Trump suspends U.S. green card lottery after Brown University and MIT shootings
Briefly

Trump suspends U.S. green card lottery after Brown University and MIT shootings
"Neves Valente had studied at Brown on a student visa beginning in 2000, according to an affidavit from a Providence police detective. In 2017, he was issued a diversity immigrant visa and months later obtained legal permanent residence status, according to the affidavit. It was not immediately clear where he was between taking a leave of absence from the school in 2001 and getting the visa in 2017."
"The diversity visa program makes up to 50,000 green cards available each year by lottery to people from countries that are little represented in the U.S., many of them in Africa. Nearly 20 million people applied for the 2025 visa lottery, with more than 131,000 selected when including spouses with the winners. After winning, they must undergo vetting to win admission to the United States."

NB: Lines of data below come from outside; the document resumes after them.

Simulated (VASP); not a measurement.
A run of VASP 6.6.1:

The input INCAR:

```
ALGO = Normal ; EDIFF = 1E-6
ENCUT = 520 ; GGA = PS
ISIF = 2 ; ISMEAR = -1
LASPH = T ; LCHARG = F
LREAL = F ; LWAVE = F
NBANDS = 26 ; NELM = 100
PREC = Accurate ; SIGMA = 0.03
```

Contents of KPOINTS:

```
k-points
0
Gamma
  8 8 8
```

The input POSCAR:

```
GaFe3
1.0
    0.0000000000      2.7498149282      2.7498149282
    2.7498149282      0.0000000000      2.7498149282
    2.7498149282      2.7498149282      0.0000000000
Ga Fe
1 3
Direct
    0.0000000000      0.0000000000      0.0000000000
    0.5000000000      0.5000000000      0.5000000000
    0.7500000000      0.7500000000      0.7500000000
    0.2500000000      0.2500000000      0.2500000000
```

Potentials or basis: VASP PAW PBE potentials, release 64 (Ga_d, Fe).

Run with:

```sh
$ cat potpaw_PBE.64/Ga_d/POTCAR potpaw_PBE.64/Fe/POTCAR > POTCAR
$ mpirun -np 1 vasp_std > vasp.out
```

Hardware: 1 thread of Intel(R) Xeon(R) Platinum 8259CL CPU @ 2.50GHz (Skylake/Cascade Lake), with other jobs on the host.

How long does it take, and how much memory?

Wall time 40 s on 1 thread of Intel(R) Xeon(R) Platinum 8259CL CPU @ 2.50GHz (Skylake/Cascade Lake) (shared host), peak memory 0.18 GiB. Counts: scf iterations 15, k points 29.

President Donald Trump ordered the suspension of the diversity immigrant visa (green card lottery) program, and Homeland Security Secretary Kristi Noem directed U.S. Citizenship and Immigration Services to pause the program. The suspect, Portuguese national Claudio Neves Valente, entered the United States after receiving a diversity immigrant visa in 2017 and later obtained permanent residence. Neves Valente is suspected in shootings at Brown University that killed two students and wounded nine others, and in the killing of an MIT professor; he was later found dead from a self-inflicted gunshot wound. Nearly 20 million people applied for the 2025 lottery, which offers up to 50,000 visas annually; winners undergo consular interviews and vetting.